Occasionally a reviewer will spot a bug. Occasionally there will be a false positive that turns out not to be a bug.

You really want to deliberately discard this bug-finding opportunity? Why?

Even if it's a false positive, doesn't that indicate that something bears commenting?

2 comments

> Occasionally a reviewer will spot a bug. Occasionally there will be a false positive that turns out not to be a bug.

And most often of all, while explaining what they've done, the reviewee will say "and this does... oh crap, wait" and fix the mistake themselves. Among all their other virtues, a code reviewer is a level 2 debugging duck. (Although all of my code review experience is with buddy check-in style reviewing rather than sending it off to be reviewed. I can understand endless nitpicky questioning being annoying if you're doing it offline.)

This "oh crap" effect is one of the reasons I like "self review" as the first step in a code review process.

That is, go over the diff and add commentary explaining to the reviewer why you made particular changes (not explaining what the changes do, that should be in comments in the source).

GitHub supports posting comments to a commit. Might be a good fit.
> Occasionally a reviewer will spot a bug

Isn't the code review generally pretty late, i.e. just prior to release? At that point, the code should be passing all unit tests and I'd expect obvious bugs to be pretty unlikely. Non-obvious bugs generally won't be spotted in a code review setting.

Not impossible that the reviewer might spot a bug. There's value in more eyeballs. Useful for spotting dangerous constructs or things like UB in C/C++ that appear to work fine... for now.

Also, lots of software houses don't have formal testing of all new code. Not unusual with GUI code, for instance.

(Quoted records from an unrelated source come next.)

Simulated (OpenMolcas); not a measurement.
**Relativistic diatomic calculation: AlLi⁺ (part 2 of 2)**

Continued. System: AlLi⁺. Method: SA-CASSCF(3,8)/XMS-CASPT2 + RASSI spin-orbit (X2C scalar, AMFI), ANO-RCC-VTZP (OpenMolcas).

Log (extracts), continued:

Not sure what you mean by 'late'. I guess it all depends on process defined for your project. Most SCM systems have some way to make code visible before it is published to the live code base (via branches, etc).

Also, passing tests is meaningless if the tests are worthless or incomplete. So, those alone can't be used as a metric of code sanity; Meaning obvious bugs are still possible.

Tests and reviews are just to reduce the number of released bugs. and hopefully increase maintainability.

Also, what's obvious to one developer might not be to another.